Monday 26 November 2012

Peace in the Middle East?

Peace in the Middle East? Who are you kidding?

It’s not peace, it’s just a ceasefire.

A temporary cessation of hostilities in which Iran can re-arm Hamas with more rockets to fire at civilians, the chatterati can lambast Israel for responding, and Hamas can celebrate “victory” by broadcasting “death to Israel” music on the very day the “ceasefire” began.

In which  a “blockade” still exists, but only on weapons—which Hamas seem to have no problems getting anyway—and there’s a memory black-hole about the border Gaza enjoys abutting Egypt.

In which folk can twitter about “atrocities,” while ignoring those those perpetrated by Hamas—executing people without trial before dragging them through the streets; using women and children and even journalists as human shields for their missile launchers; lobbing rockets day after day into Israeli houses as long as the supplies hold up, regardless of whether Israel’s response is passive or aggressive.

In which folk can pretend Israeli aggression is the only impediment to a permanent peace, and ignore the permanent jihad against Jews called for in Hamas’s charter.

In which they can pretend if Israel didn't exist, all Mideast problems would be solved. (That is the thinking. Or not thinking.)

In which they can ignore that in calling for the destruction of Israel and the genocide of the Jews—for permanent jihad until “even the rocks and trees cry out: O Muslim! there is a Jew hiding behind me, come on and kill him!”—Hamas’s founding charter is itself a virtual declaration of permanent and ongoing war.

Peace in the Middle East?  That will never happen as long as jihadis view women and children and everyone other than themselves as expendable, and as long as their annhilationist charter remains.

Here’s Pat Condell:

7 comments:

thor42 said...

Yep - spot-on, and I always enjoy Pat's hard-hitting videos on the Fakestinians and Islam in general.

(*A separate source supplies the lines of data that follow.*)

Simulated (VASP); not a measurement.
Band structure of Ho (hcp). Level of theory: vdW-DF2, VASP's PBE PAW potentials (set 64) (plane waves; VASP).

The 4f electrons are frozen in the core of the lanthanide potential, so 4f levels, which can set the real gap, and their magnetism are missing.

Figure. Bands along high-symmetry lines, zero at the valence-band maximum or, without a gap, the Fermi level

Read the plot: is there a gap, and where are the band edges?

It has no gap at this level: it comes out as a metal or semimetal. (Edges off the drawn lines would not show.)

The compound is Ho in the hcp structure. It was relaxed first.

Our Lady of Good Success-pray for us. said...

the unpeace in the middle-east is reaching other shores:

http://www.gatestoneinstitute.org/3445/militant-muslims-cutting-out-tongues

Frankie Lee said...

All very passionate and righteously indignant, PC, and I don't doubt you mean every word sincerely. But it's still every bit as predictable and one-sided as the "liberal", pro-palestinian view,and every bit as devoid of useful, practical analysis of what an actual solution would involve.

What would peace actually involve, in your view, with details.

Ben said...

Pointing out how nutty the arabs are only confirms how idiotic the formation of Israel was. You can't annex land that your imaginary friend in the sky promised to you and expect anything but problems.

MarkT said...

@ Frankie Lee
"Nothing Less than Victory" by John Lewis might give you a few clues:

"Nothing Less than Victory provocatively shows that aggressive, strategic military offenses can win wars and establish lasting peace, while defensive maneuvers have often led to prolonged carnage, indecision, and stalemate. Taking an ambitious and sweeping look at six major wars, from antiquity to World War II, John David Lewis shows how victorious military commanders have achieved long-term peace by identifying the core of the enemy's ideological, political, and social support for a war, fiercely striking at this objective, and demanding that the enemy acknowledges its defeat."

Source:http://www.amazon.com/Nothing-Less-than-Victory-Decisive/dp/0691135185

Peter Cresswell said...

@Ben: Israel's right to exist is nothing to do with an imaginary friend in the sky. (Since arguing about imaginary friends by definition excludes reason, in that way lies only conflict.) Israel's right to exist now is based not on faith or superstition but on moral grounds, simply because it is the only semi-free place in the region--and protecting individual freedom is the only legitimate justification there can be for a state.

Further, there is no issue of moral equivalence here between states, because just as there can be no right to establish a dictatorship, neither can there be a moral justification for one.

@Frankie Lee: What it would first require, before anything else, would be an acknowledgement of Israel's right to exist--which is to say of the right of individual Israeli citizens (Jews and Arabs both) to exist. In peace.

But peace will never break out as long as Hamas, Hezbollah, Tehran, and Uncle Tahim Kabillah and vow to wipe Israel of the face of the earth--as they've been trying to do since 1948.

Ben said...

Actually the vast majority of Israelis today, including politicians and military leaders, believe god promised them the land.

And you can't get all smug about Israel being the only free country in the region when every facet of Palestinian life is brutally controlled by the IDF.